ELLSWORTH — Terry Carlisle’s not shy about her pride in her hometown and its weekly newspaper.
For years, her car bore an Ellsworth “Townie” sticker affixed to the rear window and “EA NEWS” vanity plates.
The Ellsworth American’s longtime general manager grew up on the Surry Road and now resides across town on Graham Lake. She’ll be spending more time there as she plans to retire as general manager June 28.
Kathy Cook, the company’s accounting manager, will succeed Carlisle as general manager.
It will be a big change for Carlisle, who has been general manager for 19 years and with the company since 1978.
“It’s just been the most fun way to spend 41 years,” she said.
Carlisle, 64, says she’ll miss the people and the problem solving that comes with managing a complicated business.
“Somebody once sent me a card that said ‘The view never changes unless you’re the lead dog.’ It beats being in the cheap seats.”
Five years after her 1973 graduation from Ellsworth High School, Carlisle was working as day shift hostess at the Holiday Inn on High Street. James Russell Wiggins, former owner and publisher of The Ellsworth American, and Hale Joy, the paper’s editor, were lunchtime regulars.
Wiggins needed a secretary.
“The interview consisted of him asking me if I could type and I said I could,” Carlisle recalled.
Working for the worldly Wiggins, a former managing editor of The Washington Post and U.S. ambassador to the United Nations, was a revelation.
“I could call Ben Bradlee [former executive editor of The Post] or Walter Cronkite and I could get them on the phone like that,” Carlisle said, snapping her fingers.
She was working in accounting when Alan Baker became general manager in 1986. He would eventually buy the paper from Wiggins in 1991.
Baker’s desk was in the accounting department and they’d chat after hours as Carlisle killed time before evening business classes.
“Within weeks, Terry was peppering me with questions: Why wasn’t this Realtor advertising with us? What about that restaurant, or the new shop down in Blue Hill? Her commercial instincts and knowledge of our market were obvious,” Baker said.
He suggested she go into sales.
“She finally agreed and, in two weeks, was the star of our sales team,” he says.
Carlisle was promoted to advertising manager in 1988. During her tenure, the newspaper’s revenue doubled and the sales staff grew. In 1995, she was promoted to marketing director. She became general manager in 2000.
As general manager she oversees business operations for two newspapers, The American and its sister paper the Mount Desert Islander. She also is ultimately responsible for the company’s 55 employees and the printing operation.
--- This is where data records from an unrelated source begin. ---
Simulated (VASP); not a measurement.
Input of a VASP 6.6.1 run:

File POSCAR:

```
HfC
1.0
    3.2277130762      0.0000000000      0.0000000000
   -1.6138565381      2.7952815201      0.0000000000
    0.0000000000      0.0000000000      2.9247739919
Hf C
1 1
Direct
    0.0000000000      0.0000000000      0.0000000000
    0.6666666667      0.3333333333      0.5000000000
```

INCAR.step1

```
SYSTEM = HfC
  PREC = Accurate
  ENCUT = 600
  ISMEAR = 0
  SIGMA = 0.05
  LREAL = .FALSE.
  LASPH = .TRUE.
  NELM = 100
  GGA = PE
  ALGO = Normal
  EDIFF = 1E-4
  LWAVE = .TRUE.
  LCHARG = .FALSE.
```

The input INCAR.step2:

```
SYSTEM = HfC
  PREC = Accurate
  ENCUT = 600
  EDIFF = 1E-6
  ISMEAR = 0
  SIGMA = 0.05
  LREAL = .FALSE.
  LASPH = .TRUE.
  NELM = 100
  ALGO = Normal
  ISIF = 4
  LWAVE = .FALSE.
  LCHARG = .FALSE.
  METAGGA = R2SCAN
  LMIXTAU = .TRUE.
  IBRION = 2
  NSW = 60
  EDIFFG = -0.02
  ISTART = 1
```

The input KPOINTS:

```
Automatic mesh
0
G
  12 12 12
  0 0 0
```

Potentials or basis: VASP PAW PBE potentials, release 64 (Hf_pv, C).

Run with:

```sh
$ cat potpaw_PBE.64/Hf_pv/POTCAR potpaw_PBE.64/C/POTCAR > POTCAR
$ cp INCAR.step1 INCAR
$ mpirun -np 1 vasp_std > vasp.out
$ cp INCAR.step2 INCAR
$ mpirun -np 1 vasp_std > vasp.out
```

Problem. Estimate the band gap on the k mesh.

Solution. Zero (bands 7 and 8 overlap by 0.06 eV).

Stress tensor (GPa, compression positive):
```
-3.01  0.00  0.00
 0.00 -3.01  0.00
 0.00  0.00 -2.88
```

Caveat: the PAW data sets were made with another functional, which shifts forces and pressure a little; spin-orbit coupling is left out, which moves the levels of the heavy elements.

“I enjoy referring to her as “Exhibit A”, great proof of what Maine youth can accomplish when provided the opportunity,” said Baker, who retired and sold the newspapers in 2018.
Diane Norton, a longtime friend and executive director of the Maine Press Association, describes Carlisle as a “visionary.”
“She’s just so knowledgeable about the newspaper business and very willing to, you know, look at innovations, to try new things. There have been so many changes over the years.
“I admire her longevity and her constant optimism for the future and her not giving into the idea that newspapers are dying,” Norton added.
American Managing Editor Stephen Fay, who retires May 31, describes Carlisle’s leadership style as “intuitive, with great instincts and insights into an individual’s potential.”
Fay said Carlisle has never interfered with news coverage in the name of the company’s business interests. Instead, her knowledge and passion for the area has enhanced the news.
“One of the simple realities is that she knows Hancock County — and Ellsworth in particular — infinitely better than I do or ever will. That’s been helpful to me,” Fay said.
“The two of us have been entirely aware of our good fortune in working for a man and now an institution that regards the management of a community newspaper as a stewardship — as a responsibility above and beyond a revenue stream,” he continued.
Carlisle is a past president of the Rotary Club of Ellsworth, charter member of the Noontime Rotary Club of Ellsworth and past president of the Maine Press Association. She was named Ellsworth’s Citizen of the Year in 2001. She is currently president of the Hancock County Trustees of Public Reservations, the governing board of Woodlawn.
While she’ll continue to do some work for the newspapers after June 28, Carlisle mainly intends to relax after working 50-60 hour weeks for decades.
A co-worker once told her, “You’re the one who makes the trains run on time.”
“I thought, ‘Yeah, that’s me,’” Carlisle said.